Months of labor and discussion involving the top echelons of the diamond and diplomatic worlds are about to come to fruition as the Kimberley Process (KP) is implemented in Angola, Conakry Guinea and Sierra Leone. It will be activated in all the other signing countries by November 1.
What this will mean to the clean, legal trade of diamonds was explained by Gregg Hupert, managing director of Independent Diamond Valuators: “When addressing the issue of the Kimberley Process, people often mix two different goals — fighting the sales of conflict diamonds and preventing unofficial trade. Both are key to a healthy business, but KP was developed, under the United Nations, with the very precise aim of finding a solution to conflict diamonds.”
The instrument through which KP is to be implemented is the certificate of origin, which summarizes essential information such as stones’ value and origin.
Assessing Values
Within KP, independent valuators play a key role, hired by local governments to assess the value of rough production ready for export. “We often need the Rapaport Price List to evaluate the price of the rough that is submitted to us, since our reference is the polished that can be extracted from it,” says Hupert.

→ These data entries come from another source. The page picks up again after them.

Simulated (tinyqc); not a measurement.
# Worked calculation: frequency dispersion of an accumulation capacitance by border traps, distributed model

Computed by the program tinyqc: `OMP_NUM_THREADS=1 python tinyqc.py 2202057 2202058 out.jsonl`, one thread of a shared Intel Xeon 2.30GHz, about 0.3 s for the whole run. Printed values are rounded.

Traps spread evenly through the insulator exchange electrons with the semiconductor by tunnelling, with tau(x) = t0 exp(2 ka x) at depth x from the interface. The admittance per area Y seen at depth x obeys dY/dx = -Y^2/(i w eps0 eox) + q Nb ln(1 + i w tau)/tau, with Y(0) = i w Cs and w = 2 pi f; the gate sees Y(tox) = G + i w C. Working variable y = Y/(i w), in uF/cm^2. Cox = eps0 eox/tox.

The spot value of rough is important to governments because they collect a certain percentage in royalties, usually paid before export. Since royalties often represent a considerable amount of the gross revenue of the country, such figures are closely monitored by such institutions as the IMF and World Bank. Their concern is that the governments applying for loans be able to make payments.
Assessing Origins
The other essential task of independent valuators is to confirm the origin of all goods submitted to them. They monitor mine outputs according to history tables and check such factors as the consistency of the quality, the size, the typical characteristics and the morphology of the stones. Producers are required to keep the output of the various mines separate so that the stones’ origin can be clearly identified. After it has, export companies are allowed to mix goods in parcels, but only in front of the valuators. The diamonds are then digitally photographed before being packaged in unbreakable sealed bags.
The parcels exported from producing countries must travel accompanied by certificates of origin (recording key elements such as serial number, photos, total weight and total value) issued by the governments based on the information supplied by the independent valuators. The certificates feature advanced fraud-proof systems and are in some respects similar to bank notes. The information they contain usually reaches the destinations before the goods themselves, which increases control.
Hupert said, “The idea of KP was to try to keep track of goods as they are reexported to other centers, but experience has shown that it was too burdensome a process, at least at the moment.”
Some Weaknesses
As Hupert continued, “KP aims at establishing a transparent system between the production regions, the export capital and the destination location. This goal has now only been partially reached, since while mine outputs are rather easy to control the verification of alluvial sources by nature is much more difficult to do.
“But new control systems are being tested. In Angola, diggers are now required to buy a license. But the best system in my opinion is the one implemented by the World Bank in Central Africa, in 1982. No diamond can change hands without a form – from the digger to the collector and to the purchase and export offices.”
One of the biggest areas of vulnerability seems to be that the producing country hires the independent valuator. The system could probably be more efficient if they were hired by a control organ directly under the UN.
Another disadvantage is that several countries, such as Congo Brazzaville, have not subscribed to KP, weakening the entire system. “No system can be perfect and the fact that the diamond industry has taken concrete measures to prevent conflict diamonds from finding an easy way to the open market is a breakthrough in itself,” concluded Hupert.